In March, the United States Agency for International Development (USAID) and its partners announced the winners of its Counter-Trafficking in Persons (C-TIP) Campus Challenge Tech Contest– a global call to college students to develop creative technology solutions to help prevent human trafficking. USAID invited some of the contest winners and participants to Washington, D.C., this April to participate in the White House Forum to Combat Human Trafficking and discuss their winning concepts with USAID staff and partner organizations – this is a blog about one of the student’s trip to Washington.
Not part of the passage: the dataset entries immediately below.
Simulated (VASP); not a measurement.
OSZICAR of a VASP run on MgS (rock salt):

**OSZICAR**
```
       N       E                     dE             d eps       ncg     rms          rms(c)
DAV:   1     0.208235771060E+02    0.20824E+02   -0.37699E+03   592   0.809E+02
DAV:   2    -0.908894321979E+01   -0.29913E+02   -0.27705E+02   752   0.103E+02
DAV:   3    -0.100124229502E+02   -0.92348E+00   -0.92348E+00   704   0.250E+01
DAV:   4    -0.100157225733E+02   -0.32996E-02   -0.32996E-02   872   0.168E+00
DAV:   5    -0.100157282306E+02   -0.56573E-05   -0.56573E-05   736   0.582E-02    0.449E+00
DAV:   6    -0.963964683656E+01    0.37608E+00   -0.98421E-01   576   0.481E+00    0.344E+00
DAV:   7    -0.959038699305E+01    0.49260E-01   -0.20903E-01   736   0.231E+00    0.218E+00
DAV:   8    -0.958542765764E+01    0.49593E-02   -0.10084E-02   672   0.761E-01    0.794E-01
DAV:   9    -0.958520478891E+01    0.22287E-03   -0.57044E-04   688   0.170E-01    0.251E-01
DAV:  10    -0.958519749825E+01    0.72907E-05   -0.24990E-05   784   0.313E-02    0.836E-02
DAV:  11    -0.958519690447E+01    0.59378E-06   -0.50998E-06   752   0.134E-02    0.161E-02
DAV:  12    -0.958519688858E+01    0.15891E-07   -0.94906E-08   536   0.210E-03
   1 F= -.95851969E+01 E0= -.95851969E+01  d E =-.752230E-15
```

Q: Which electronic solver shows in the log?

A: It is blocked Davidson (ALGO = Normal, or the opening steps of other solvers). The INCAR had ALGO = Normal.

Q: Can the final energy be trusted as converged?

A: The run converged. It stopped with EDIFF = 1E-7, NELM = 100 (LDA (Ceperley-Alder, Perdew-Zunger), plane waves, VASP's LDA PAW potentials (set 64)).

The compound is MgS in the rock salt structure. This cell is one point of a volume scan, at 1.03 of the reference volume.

I consider it a tremendous privilege to contribute to the fight against modern day slavery. I remember a student conference in 2003, listening to the speaker’s impassioned plea to intervene on the behalf of those in chains, and yet, despite many attempts to get connected to the work of fighting human trafficking, it took the better part of the last decade for me to plug into the field. Remembering this time of frustrated passion, I am so encouraged seeing initiatives like USAID’s Challenge Slavery invite people into the movement and engage new generations of abolitionists. There is a new spirit in the anti-trafficking movement – perhaps, the simple realization that we can now call it a “movement” captures this sense.
Traffickers have a market worth billions of dollars, and traffickers find it far too easy to collaborate online. We, on the other hand, have to work hard in order to collaborate – for example, the competition for grants in the non-profit world often dissuades organizations from working together. This creates an “anti-market” where information is scarce and people have a hard time finding places where they can help. But this is changing, as evidenced by the thousands of student groups raising awareness about human trafficking on campus and off and the success of consumer apps that target a consumer’s “slavery footprint“. Rather than spending their time trying to find some way to help, this next generation is able to spend their time actually helping. I believe that technology can help us take this trend to the next level, by creating a “synthetic market” where information flows readily and people can easily get to the right places to plug in.
Toward this end, I believe a “Data Ecosystem” can provide the technical backbone organizations and activists need in order to collaborate – a place where all their systems can talk to each other, basically a common language for the movement. An emergency shelter should be able to send a file to law enforcement if a friend of one of their clients is in danger. A volunteer should be able to link to a website, describe their skill sets, and plug into an organization within the anti-trafficking movement. A local partnership of non-governmental organizations (NGOs) should be able to link up their networks and analyze the local trafficking situation together.
Technology is really about relationships – it isn’t simply a program or a piece of hardware, but a means for people to interact with other people. The best way that the ecosystem works is by creating efficient collaboration spaces or “shared networks” for partnerships that already exist – like the Bay Area Anti-Trafficking Coalition– so that we can amplify and accelerate the good work and best ideas that are already happening. Then, we connect the networks, and from their conversation, we get a grassroots picture of what’s really going on and what we can all do to help. If we get all the really great tech people involved in the anti-trafficking movement in a room together, empowered by their leaders to build this shared space, I truly believe we can make all of this happen.